This was announced yesterday as a foregone conclusion, but it sounds like it became final today. They now have a slight 51-seat majority. The Democrats did very well in their Senate campaign, getting all the states they needed to take back control of congress. They’ve clearly gotten back on the ball.
What does this really mean? The Democratic control of the House means the Democrats will have the power to dig for Republican dirt all they want. They could even pursue impeachment, though it won’t pass the Senate, much as what happened to President Bill Clinton. They’ll have the power to raise spending, and try to raise taxes. Perhaps now Bush will start using his veto power more often. What the Senate takeover means is Bush can forget about nominating conservative judges for the rest of his term, and the far right can forget about overturning the Roe v. Wade decision anytime soon. As I mentioned before it’s also going to mean that immigration policy is going to be more liberal, and Bush will go along with that. A possible emerging issue is embryonic stem cell research. In terms of legislation that may be the most controversial issue to re-emerge out of the remainder of Bush’s term.
I heard something else today that reminded me of something politicians do, but I often see it with Democrats in particular, is they take a small difference and make it sound like a HUGE difference. I’m sure people remember the hot air about “get out of Iraq”, “Bush doesn’t have a plan”, and “Bush has no exit strategy for getting us out of Iraq”. The Democratic leadership in congress has announced that they will not support a rapid withdrawal from Iraq, because they know it would be disasterous. Even Rep. Nancy Pelosi says this. The Democrats have also contacted officials of the Iraqi government to assure them of this. I saw Sen. Dick Durbin on the news saying he didn’t even want a timetable for withdrawal, but wanted to make clear to the Iraqi government that we’ve given them all the tools to make it on their own, and they should start doing that. So much for the rhetoric. They’re saying the same things in a different way. In reality the Democratic leadership is in the same place as Bush on this issue. So, what’s changed? Nothing?

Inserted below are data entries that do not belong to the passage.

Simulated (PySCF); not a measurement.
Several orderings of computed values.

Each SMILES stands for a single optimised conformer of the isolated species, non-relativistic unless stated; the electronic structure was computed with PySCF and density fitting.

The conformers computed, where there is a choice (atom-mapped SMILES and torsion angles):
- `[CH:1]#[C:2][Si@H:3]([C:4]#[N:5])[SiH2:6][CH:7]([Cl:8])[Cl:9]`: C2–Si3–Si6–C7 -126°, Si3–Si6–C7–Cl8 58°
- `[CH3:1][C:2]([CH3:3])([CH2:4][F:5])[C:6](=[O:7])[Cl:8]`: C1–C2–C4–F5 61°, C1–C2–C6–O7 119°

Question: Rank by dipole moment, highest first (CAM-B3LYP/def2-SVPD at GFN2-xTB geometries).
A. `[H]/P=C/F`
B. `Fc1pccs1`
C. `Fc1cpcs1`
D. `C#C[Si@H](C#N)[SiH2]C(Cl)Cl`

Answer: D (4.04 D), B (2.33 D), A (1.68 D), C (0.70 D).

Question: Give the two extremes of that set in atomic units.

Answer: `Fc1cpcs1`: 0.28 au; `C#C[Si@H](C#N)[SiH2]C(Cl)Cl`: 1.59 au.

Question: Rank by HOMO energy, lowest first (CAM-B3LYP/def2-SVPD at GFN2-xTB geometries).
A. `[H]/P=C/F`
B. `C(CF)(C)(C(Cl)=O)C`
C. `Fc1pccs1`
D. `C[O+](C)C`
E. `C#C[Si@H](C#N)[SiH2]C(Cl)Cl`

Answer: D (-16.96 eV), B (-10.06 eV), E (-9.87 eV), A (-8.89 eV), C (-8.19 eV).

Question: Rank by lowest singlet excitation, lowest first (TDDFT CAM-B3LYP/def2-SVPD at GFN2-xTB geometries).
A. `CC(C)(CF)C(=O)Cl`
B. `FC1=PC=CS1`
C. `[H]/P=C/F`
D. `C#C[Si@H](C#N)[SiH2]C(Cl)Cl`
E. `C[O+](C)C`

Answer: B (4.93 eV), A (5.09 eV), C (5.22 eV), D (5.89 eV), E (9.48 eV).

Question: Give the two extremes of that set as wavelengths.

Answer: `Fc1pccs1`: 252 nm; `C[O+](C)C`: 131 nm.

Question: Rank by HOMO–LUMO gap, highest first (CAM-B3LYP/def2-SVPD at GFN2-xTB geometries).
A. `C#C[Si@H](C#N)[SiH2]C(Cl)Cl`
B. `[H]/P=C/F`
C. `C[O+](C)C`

Gen. Casey said a few weeks ago that he estimated we could start pulling troops out of Iraq by 2008. Is this what the Democrats were talking about? If so, Bush has certainly heard of and approved the same plan. It’ll be interesting to see if the new incoming Democrats will demand that their party take a more aggressive posture on this issue.
I don’t know what Durbin is talking about, incidentally. The Iraqi government assumed sovereignty two years ago. Sovereignty means making your own decisions, and they have, often to our consternation. People have complained about Iraqi PM Maliki saying something nice about Hezbollah, and releasing prisoners captured for
trying to overthrow the government attacking civilians, or allied forces. That’s them making their own decisions. The real problem is we haven’t liked it so far. I think most people would prefer that we take control away from the Iraqi government, because then they wouldn’t be able to say and do things we don’t like. We wouldn’t have to deal with the political ramifications of going after Muqtada al-Sadre, and confronting Iran more aggressively.
So the Democrats have had it both ways. They get to complain and act like they’re going to act more aggressively on Iraq, but the story within their party is more complex than that. The leadership is setting the tone early to rein in those within their ranks who want to be more aggressive and abandon Iraq. Will the newcomers push back, or was their rhetoric the same hot air? For America’s sake I hope it was just hot air. If the Democrats won power by fooling the voters a bit, taking advantage of public anger and frustration, fine. I’ll be relieved if they show cooler thinking going forward.